Simplification of Gamma functions

Question

I have the following function involving Gamma functions where $d,t\in \mathbb{Z}$ and $d,t >0$ such that $$f(d,t) = \frac{\displaystyle\Gamma\left(\frac{d-1}{t}\right)\cdot \Gamma\left(\frac{d}{2}\right)}{\displaystyle\Gamma\left(\frac{d-1}{2}\right)\cdot \Gamma\left(\frac{d}{t}\right)}.$$ Can this expression be simplified further? Or Can anything useful/trends w.r.t. $d,t$ be extracted out of this function? Or can we give an approximate for this function?

Answer 1

I do not think that you could simplify the expression.
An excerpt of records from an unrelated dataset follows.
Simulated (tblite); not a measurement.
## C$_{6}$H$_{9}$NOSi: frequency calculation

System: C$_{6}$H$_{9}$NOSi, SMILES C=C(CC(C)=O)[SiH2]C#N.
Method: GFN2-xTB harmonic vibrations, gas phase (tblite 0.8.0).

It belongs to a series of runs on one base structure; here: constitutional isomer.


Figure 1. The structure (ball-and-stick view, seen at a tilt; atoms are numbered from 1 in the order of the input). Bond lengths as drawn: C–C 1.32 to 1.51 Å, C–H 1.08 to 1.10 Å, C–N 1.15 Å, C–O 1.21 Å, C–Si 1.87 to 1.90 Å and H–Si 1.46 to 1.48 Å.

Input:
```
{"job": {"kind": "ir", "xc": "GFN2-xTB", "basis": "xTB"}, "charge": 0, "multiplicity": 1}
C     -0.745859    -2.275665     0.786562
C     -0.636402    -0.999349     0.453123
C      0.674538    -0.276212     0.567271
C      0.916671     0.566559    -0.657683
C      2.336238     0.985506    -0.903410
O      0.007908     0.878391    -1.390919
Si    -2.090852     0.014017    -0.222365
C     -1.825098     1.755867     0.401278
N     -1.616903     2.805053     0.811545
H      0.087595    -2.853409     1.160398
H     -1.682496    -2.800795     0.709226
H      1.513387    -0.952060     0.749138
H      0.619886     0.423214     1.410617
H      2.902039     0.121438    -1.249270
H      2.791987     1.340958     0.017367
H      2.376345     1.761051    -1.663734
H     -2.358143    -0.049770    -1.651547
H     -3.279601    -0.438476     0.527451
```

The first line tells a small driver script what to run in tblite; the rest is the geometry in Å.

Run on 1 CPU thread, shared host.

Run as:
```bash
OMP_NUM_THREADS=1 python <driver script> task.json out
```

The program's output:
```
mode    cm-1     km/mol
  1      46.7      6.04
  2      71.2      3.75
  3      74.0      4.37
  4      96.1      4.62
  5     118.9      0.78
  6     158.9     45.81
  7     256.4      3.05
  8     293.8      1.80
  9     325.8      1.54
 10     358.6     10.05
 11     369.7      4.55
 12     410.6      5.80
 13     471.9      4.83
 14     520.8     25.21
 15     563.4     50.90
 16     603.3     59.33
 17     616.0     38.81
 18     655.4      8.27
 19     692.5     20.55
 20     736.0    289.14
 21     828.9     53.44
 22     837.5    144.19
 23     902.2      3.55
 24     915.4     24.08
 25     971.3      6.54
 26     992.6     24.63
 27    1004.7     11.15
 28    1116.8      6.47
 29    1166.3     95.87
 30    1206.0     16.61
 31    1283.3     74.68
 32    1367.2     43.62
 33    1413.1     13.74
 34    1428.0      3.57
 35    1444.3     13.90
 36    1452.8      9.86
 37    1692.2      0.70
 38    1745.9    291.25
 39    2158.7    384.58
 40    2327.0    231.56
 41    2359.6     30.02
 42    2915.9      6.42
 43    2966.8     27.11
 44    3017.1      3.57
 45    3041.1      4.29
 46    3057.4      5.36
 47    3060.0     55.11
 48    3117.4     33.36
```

However, as @Greg Martin commented, if $d$ is large, take logarithms, use four times Stirling approxiamation and continue with Taylor series to get $$\log(f)=\frac{(t-2) \log (d)-t \log (2)+2 \log (t)}{2 t}-\frac{t-2}{4 d t}+\frac{(t-2) (t-1)}{12 d^2 t}+O\left(\frac{1}{d^3}\right)$$

Let us try for $t=10$ and $d=50$; the "exact" value is $\log(f)=1.44474$ while the above expansion gives $1.44473$.